In the case of Armstrong, the 25-year-old mother had apparently argued with the father of three of her young children -- about his cheating, according to the woman's surviving son -- just before driving into the river on Tuesday in Newburgh, N.Y. (Her 10-year-old son climbed out a window and survived. Three children, ages 11 months to 5 years, died.)
This was one of those cases where the mother was committing suicide and decided to take the kids with her. To rational observers, there is nothing more perverse. But in the logic of many these mothers, experts say, they are protecting their children by taking them along. Armstrong's surviving son told a woman who helped him that his mother had told the kids: "If I'm going to die, you're all going to die with me."
Experts have heard that many times before.
"We see cases where the mother thinks the child would be better off in heaven than on this miserable earth," for example with an abusive father, says Schwartz. "They think it's a good deed, a blessing."
A good deed -- performed by a good mother. "It's how the sick mother sees herself being a good mother," says Oberman. "Once she decides she can't bear the pain anymore, she thinks, 'What would a good mother do?'"
Korbin, the anthropologist, says in prison interviews she conducted, some women who had killed their children were still certain they were good mothers. And it's that very ideal of being a "good mother" that is holding our society back from taking preventive action or intervening in a potentially abusive situation before it's too late, Korbin says.
"Often the people around these women will minimize a troubling instance that they see, saying, 'Well, she's a good mother.' We err on the side of being supportive of women as being good mothers, where we should be taking seriously any instance where a mother OR father seems to be having trouble parenting. ANY instance of child maltreatment is serious."
In fact, Armstrong's aunt told reporters that her niece "was a good mother. She was going through some stuff."
Meyer, for one, is angry that the people around Armstrong didn't take heed of the warning signs earlier.
"To me this is a textbook case," she says. "This woman was completely overwhelmed. Almost always, you can find people who say, 'I knew something was wrong.' This did not come out of the blue. I say shame on the people who saw signs and didn't do anything. This is your responsibility, too."

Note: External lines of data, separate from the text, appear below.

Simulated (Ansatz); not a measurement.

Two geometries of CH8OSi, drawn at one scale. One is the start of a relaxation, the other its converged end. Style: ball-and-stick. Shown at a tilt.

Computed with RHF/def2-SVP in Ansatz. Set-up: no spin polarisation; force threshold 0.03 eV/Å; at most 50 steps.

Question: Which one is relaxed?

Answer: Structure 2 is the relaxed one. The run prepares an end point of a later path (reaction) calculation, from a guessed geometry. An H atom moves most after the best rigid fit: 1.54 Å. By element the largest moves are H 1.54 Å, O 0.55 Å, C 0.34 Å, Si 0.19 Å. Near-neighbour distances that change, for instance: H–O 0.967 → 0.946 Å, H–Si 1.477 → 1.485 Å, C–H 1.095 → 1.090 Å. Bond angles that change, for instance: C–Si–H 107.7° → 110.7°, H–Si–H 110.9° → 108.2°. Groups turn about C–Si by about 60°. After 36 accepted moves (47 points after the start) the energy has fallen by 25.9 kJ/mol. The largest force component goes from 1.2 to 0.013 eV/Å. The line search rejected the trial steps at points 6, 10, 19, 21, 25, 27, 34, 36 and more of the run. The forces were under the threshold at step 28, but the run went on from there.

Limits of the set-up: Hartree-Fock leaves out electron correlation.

Not that it is easy to know when and how to raise an alarm bell. "I think often people just don't know what to do," says Korbin.
But, she adds, it doesn't help to gape at a few of the more shocking cases and then move on, without recognizing the scope of the problem and the factors that link many of these cases.
"People focus on the spectacular cases -- and they are spectacular," she says. "But that means another few kids will die over the next few days without much notice, and that is very sad."